Fed’s Bowman questions need for higher capital requirements for banks

New capital requirements for financial institutions could unnecessarily hinder bank lending and diminish competition, Federal Reserve Governor Michelle Bowman said Sunday during a financial conference in Austria. In her remarks, Bowman expressed skepticism about calls for tougher capital standards following the recent bank failures. Her comments came a few days after FDIC Chairman Martin Gruenberg suggested the failures may lead to stronger capital requirements for banks between $100 billion to $250 billion in size. He also dismissed criticism that higher standards could be a potential drag on the U.S. economy.

Regulators are expected to soon propose rulemaking on a new framework finalizing the Basel III capital standards. Bowman said she plans to approach the proposal with an open mind. “When policymakers raise capital requirements, the tendency can be to singularly focus on the perceived benefits—higher capital implies greater resiliency of the banking system,” she said. “But there’s a tradeoff. Resiliency, in terms of higher capital, comes at a cost—namely, decreased credit availability and increased cost of credit in normal times—and can have broad impacts on banks, the broader financial system, and the economy.”
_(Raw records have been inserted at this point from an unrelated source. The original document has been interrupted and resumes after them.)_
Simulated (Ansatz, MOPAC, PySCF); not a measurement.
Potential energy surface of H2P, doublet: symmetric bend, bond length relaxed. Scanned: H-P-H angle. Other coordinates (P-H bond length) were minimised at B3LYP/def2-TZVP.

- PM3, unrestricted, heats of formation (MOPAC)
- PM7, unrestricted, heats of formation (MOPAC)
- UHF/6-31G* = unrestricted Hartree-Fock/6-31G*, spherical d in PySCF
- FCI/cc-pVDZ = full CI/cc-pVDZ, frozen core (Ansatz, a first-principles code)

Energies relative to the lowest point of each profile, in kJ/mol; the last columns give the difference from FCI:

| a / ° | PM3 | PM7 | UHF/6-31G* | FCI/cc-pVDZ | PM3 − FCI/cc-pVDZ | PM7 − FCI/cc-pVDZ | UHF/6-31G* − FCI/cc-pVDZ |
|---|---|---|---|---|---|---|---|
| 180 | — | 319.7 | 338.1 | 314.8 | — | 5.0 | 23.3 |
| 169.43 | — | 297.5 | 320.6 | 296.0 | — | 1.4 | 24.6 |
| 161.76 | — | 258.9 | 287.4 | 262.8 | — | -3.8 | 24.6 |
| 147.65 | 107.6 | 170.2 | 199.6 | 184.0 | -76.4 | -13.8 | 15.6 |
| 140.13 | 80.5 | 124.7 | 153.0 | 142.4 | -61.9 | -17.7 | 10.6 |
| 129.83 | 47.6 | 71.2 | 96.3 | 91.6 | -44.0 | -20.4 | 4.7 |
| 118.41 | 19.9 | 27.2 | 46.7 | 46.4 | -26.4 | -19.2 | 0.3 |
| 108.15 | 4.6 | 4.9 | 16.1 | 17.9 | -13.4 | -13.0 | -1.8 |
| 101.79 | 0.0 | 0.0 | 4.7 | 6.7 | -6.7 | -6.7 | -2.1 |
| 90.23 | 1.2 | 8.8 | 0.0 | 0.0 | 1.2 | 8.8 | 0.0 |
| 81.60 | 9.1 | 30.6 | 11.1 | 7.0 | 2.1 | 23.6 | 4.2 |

At the same time, she noted that the U.S. banking system is strong and resilient, which raises questions about the need for higher capital requirements. “We need to consider whether examiners have the appropriate tools and support to identify important issues and demand prompt remediation,” she said. “Increasing capital requirements simply does not get at this underlying concern about the effectiveness of supervision.”

Still, Bowman stressed that her remarks should not be interpreted as a categorical rejection of reform efforts. “Some reform efforts—to both regulation and supervision—are a natural part of the evolution of the regulatory framework, and some would address weaknesses revealed by the recent bank failures… But these reform efforts should be both informed by an impartial and independent review of what led to the failures and healthy public debate, which should take into account the unintended consequences of reform.”